What is a box plot?
A box plot shows the distribution of data for a continuous variable.
How are box plots used?
Box plots help you see the center and spread of data. You can also use them as a visual tool to check for normality or to identify points that may be outliers.
Is a box plot the same as a box-and-whisker plot?
Yes. Box plots may also be called outlier box plots or quantile box plots. Each is a variation on how the box plot is drawn.
What are some issues to think about?
When using a box plot, check your data for extreme values. Be careful if you have a very small data set. If you have categorical or nominal variables, use a bar chart instead.
Box plots show the distribution of data
The term “box plot” refers to an outlier box plot; this plot is also called a box-and-whisker plot or a Tukey box plot. See the "Comparing outlier and quantile box plots" section below for another type of box plot.
Here are the basic parts of a box plot:
- The center line in the box shows the median for the data. Half of the data is above this value, and half is below. If the data are symmetrical, the median will be in the center of the box. If the data are skewed, the median will be closer to the top or to the bottom of the box.
- The bottom and top of the box show the 25th and 75th quantiles, or percentiles. These two quantiles are also called quartiles because each cuts off a quarter (25%) of the data. The length of the box is the difference between these two percentiles and is called the interquartile range (IQR).
- The lines that extend from the box are called whiskers. The whiskers represent the expected variation of the data. The whiskers extend 1.5 times the IQR from the top and bottom of the box. If the data do not extend to the end of the whiskers, then the whiskers extend to the minimum and maximum data values. If there are values that fall above or below the end of the whiskers, they are plotted as dots. These points are often called outliers. An outlier is more extreme than the expected variation. These data points are worthy of review to determine if they are outliers or errors; the whiskers will not include these outliers.
Figure 1 shows a box plot:
The median is near the middle of the box in the graph in Figure 1, which tells us that the data values are roughly symmetrical. See Figure 4 below for data where that is not the case.
Comparing outlier and quantile box plots
Both outlier and quantile box plots show the median, 25th and 75th percentiles. The 25th percentile is also the 25th quantile, which means that 25% of the data is lower than the 25th quantile. A quantile box plot adds the 2.5th, 10th, 90th and 97.5th quantiles to the outlier box plot. Figure 2 shows quantile and outlier box plots for the same data.
Comparing box plots and histograms
Both box plots and histograms show the shape of your data. Both can be used to identify unusual points or outliers. Figure 3 shows an outlier box plot and a histogram for the same set of data. In this example, the histogram is vertical instead of horizontal.

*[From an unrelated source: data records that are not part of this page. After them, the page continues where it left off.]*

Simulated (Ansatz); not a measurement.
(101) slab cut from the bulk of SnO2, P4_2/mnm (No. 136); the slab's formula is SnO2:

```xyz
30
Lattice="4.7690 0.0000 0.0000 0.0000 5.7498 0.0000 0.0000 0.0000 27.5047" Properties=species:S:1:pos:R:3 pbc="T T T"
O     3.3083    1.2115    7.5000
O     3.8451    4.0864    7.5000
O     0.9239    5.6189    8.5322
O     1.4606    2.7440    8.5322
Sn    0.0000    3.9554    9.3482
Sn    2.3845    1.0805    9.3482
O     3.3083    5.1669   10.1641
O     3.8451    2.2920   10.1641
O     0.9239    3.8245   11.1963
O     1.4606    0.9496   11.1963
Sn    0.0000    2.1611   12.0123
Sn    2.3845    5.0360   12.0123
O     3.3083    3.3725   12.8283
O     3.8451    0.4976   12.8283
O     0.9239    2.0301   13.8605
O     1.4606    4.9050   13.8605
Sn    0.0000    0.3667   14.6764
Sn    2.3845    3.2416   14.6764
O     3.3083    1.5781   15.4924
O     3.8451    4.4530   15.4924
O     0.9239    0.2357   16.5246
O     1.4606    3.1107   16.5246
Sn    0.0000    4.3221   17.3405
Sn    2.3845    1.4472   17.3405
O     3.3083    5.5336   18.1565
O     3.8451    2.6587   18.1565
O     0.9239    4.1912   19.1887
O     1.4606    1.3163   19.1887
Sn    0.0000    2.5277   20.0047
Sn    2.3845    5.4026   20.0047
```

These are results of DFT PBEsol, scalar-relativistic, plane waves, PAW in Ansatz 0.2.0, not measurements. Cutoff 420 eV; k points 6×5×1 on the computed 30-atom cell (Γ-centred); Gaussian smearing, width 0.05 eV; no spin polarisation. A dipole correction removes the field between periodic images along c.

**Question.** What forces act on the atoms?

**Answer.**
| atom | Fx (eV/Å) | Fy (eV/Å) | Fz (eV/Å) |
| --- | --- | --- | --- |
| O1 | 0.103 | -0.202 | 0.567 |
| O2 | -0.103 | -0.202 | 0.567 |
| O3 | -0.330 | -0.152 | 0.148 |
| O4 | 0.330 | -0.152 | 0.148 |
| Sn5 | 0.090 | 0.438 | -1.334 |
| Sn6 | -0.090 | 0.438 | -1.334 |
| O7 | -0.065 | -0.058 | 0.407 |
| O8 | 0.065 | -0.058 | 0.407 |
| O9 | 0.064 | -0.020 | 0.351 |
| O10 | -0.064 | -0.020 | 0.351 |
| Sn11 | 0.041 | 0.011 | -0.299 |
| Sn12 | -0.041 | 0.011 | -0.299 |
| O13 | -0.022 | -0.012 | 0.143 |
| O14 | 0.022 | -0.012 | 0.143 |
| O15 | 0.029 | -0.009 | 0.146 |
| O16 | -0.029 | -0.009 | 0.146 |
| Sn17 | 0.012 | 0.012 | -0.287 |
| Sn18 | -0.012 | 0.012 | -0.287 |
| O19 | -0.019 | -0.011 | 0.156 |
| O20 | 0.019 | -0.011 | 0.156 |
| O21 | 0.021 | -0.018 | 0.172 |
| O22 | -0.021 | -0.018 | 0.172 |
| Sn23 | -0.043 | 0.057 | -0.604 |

You might find it helpful to use both types of graphs with your data. The box plot helps you see skewness, because the line for the median will not be near the center of the box if the data is skewed. The box plot helps identify the 25th and 75th percentiles better than the histogram, while the histogram helps you see the overall shape of your data better than the box plot.
How do I create box plots?
In the past, box plots were created manually. Today, most people use software to create box plots, thus avoiding manual arithmetic and reducing errors. A box plot is based on what is known as the five-number summary, which is the minimum, 25th percentile, median, 75th percentile, and maximum values from a data set. With these five numbers, you can create a box plot, meaning that with any given data set, you can generate a box plot in five steps:
- Calculate the median, 25th, and 75th percentiles.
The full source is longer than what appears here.